You know what I see when I look at certain men?
Ghosts.
Expensive ghosts in beautiful suits, driving cars that cost more than most people's houses, checking watches that could fund a startup. They've optimised everything except the one thing that matters — they've disappeared.
Not in the cinematic sense. They're still on the calls, still closing the deals, still holding court in the restaurants where the waiters know their name. But the conversations are about nothing: the new kitchen extension, the ski trip, the consultant who "finally sorted the supply chain."
The food tastes like cardboard. The wine could be vinegar for all they care. They train not to feel alive, but to keep the gut away. They buy things they don't even like because those are the things men like them are supposed to have.
I can recognise them because I was one. Mine was an elegant haunting — a life upholstered in silk and shadow. On paper it looked enviable: black tie seasons, high-gloss deals, a passport worn soft at the edges. But it was an affair with an illusion, a quiet death by a thousand small acceptances. I was performing intimacy with a system that never really knew me, and never cared to.

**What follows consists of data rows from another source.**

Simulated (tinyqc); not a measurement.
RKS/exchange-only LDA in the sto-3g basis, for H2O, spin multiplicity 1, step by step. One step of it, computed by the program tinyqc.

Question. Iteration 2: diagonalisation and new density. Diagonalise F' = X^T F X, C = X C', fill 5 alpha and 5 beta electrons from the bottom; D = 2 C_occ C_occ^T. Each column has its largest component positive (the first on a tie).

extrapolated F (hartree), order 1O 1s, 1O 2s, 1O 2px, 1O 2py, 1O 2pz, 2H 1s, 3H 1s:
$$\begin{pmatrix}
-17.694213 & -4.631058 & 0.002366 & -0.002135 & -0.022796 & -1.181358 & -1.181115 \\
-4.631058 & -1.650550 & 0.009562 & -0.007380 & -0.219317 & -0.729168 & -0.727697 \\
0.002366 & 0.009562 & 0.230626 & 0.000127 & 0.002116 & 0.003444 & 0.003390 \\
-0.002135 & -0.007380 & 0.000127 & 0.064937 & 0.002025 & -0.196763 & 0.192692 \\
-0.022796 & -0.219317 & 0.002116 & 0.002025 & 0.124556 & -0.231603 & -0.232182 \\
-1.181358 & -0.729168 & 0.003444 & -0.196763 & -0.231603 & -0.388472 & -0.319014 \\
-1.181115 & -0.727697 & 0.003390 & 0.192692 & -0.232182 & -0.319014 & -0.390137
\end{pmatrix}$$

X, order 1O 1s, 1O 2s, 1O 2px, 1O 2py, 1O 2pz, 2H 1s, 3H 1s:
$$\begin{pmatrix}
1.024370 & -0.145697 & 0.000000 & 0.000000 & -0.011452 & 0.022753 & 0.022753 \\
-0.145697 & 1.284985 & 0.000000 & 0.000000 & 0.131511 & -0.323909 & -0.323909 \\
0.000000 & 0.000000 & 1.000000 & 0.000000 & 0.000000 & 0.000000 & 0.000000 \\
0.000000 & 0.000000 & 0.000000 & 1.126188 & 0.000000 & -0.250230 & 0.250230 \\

The thing about being a ghost is you don't feel the moment you fade. You just wake up one day and realise you've been walking through someone else's dream with your eyes open.
Jeff was one too. On the surface: the game won, the receipts to prove it. But I noticed the fracture — the Rolex glances, the smile that never reached the eyes, the weight of hours he couldn't name. His marriage gone, his daughter growing up on carefully scheduled weekends, his life a loop of work, drink, distraction.
One day he vanished — not from life, but from the loop.
Months later we caught up again. He told me he had been somewhere that stripped him down to the man before the titles, the money, the armour. Not a resort. Not a curated "experience." Four places. Four trials. Four chances to come back different.
He did.
We met around Beacon Hill, his daughter beside him on her bike, helmet askew. At the top he grinned like a man about to rob a bank. We tore down the hill in a blur of mud and sunlight, no thought of meetings or deals, just the rush of being alive.
You can stay a ghost forever. Most do. Some don't.